Property Week - Conservative Approach
19/03/2010
Developers in the North West are contemplating what life might be like if David Cameron were to win the impending general election.
If developers thrive on certainty and clarity in planning matters, then the upheaval of scrapped housing targets and abandoned regional strategies promises some difficult days under a possible Conservative government.
The Tories planning "green paper", published on 22 February, ripped up areas of significant planning policy. Bob Neill, shadow minister for local government and deputy chairman of the Conservative party, spent 30 minutes outlining the changes at Property Weeks North West 2010 conference last month, just before the paper was officially released.
Central to the Tories plans was the third-party right to appeal, which would allow local people to challenge planning decisions.
"Decision making needs to be more locally calibrated to ensure growth and efficiency," Neill Said. "the links between the governors and the governed need to be closer. At the moment, they are distorted towards London and the south east."
Arguably, the most contentious and alarming prospect for developers was the removal of regional strategy is out for consultation - and with it specific housing targets for local authority areas. A Tory government would set in motion legislation to do this in its first year in power.
Instead of regional development agencies setting annual targets, power would be given to local councils to proposed whatever target they wish. For the benefit of processing current applications and maintaining development, Neill recommends am interim position of maintaining five year land supplies and local plans. For how long is not clear.
Neill's objection to housing targets is not just about numbers. He returned repeatedly to the notion of electoral responsibility and the fact that regional development agencies are not elected.
"We would get rid of regional strategies because they don't have a democratic accountability", he said. The present system is not without its own controversy. When the regional strategy was introduced a decade ago, moratoria were implemented by councils, which already had residential consents that would satisfy their targets, much to the disappointment of housebuilders. But at least developers know what they are working with.

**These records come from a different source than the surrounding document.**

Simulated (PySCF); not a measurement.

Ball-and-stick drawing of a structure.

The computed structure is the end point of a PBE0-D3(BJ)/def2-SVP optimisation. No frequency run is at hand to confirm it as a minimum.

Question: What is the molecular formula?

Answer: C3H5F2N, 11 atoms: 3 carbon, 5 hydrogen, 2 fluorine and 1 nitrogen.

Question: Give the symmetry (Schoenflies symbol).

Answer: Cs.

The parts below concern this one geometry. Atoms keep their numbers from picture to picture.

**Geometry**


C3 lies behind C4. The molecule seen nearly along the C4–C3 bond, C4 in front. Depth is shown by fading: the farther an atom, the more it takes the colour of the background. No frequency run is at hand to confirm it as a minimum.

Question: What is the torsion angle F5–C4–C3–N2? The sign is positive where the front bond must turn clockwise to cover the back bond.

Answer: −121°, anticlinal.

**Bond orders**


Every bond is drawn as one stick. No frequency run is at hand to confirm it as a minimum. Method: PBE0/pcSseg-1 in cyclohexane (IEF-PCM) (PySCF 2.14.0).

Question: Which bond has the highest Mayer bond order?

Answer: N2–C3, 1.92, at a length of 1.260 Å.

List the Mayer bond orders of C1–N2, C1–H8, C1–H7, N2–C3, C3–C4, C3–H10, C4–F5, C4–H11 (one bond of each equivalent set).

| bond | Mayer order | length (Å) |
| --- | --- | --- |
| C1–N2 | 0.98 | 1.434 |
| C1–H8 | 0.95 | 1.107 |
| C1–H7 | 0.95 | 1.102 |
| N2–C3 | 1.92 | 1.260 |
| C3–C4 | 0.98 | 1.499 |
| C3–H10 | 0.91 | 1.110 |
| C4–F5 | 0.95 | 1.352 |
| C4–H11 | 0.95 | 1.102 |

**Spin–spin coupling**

All sides of the planning process - council officers, elected councillors and developers - are hesitating in the confusion. Contentious schemes that councils may be minded to back to meet targets under the Labour regime might be easily forgotten if they can wipe the slate clean under the conservatives.
Rob White, Partner at NJL Consulting in Manchester says: "Authorities, especially those with large urban extension development proposed in the green belt, are sitting on their hands as much as possible while they wait to see what will happen to the planning landscape. This has made developers extremely nervous about committing a lot of money into an application."
White is advising a housebuilder on a large scheme next to the Manchester Ship Canal and says the regional strategy's support of the growth of the canal corridor under the Atlantic Gateway concept could be lost under the Conservatives.
"There is just a lot of doubt about how to proceed", he adds. "A lot of QC's say get in early with a planning application because a decision could be forced by appeal, even where authorities are hesitating. Others say it isn't worth it."
Advisers fear development will drift towards authorities that want it, but not necessarily where the market wants it. The government's growth point initiative identified planning authorities that volunteered to build more houses, crying out to burst their often stringent targets. Manchester, Trafford, Salford, Liverpool, Wirral, Sefton, Knowsley, Halton, St Helens and Warrington, for example want more houses. By contrast, development of family houses in affluent commuter belt areas such as Wirral, Congleton and Macclesfield, where councils have in recent years been reluctant to support new applications, could freeze in the next five years.
Beyond the housing issue, the "green paper" says empowering councils would extend to their finances, allowing them to keep revenue from business rates - collected locally at present for six years being mooted. They would also have the right to go to market and raise bond finance.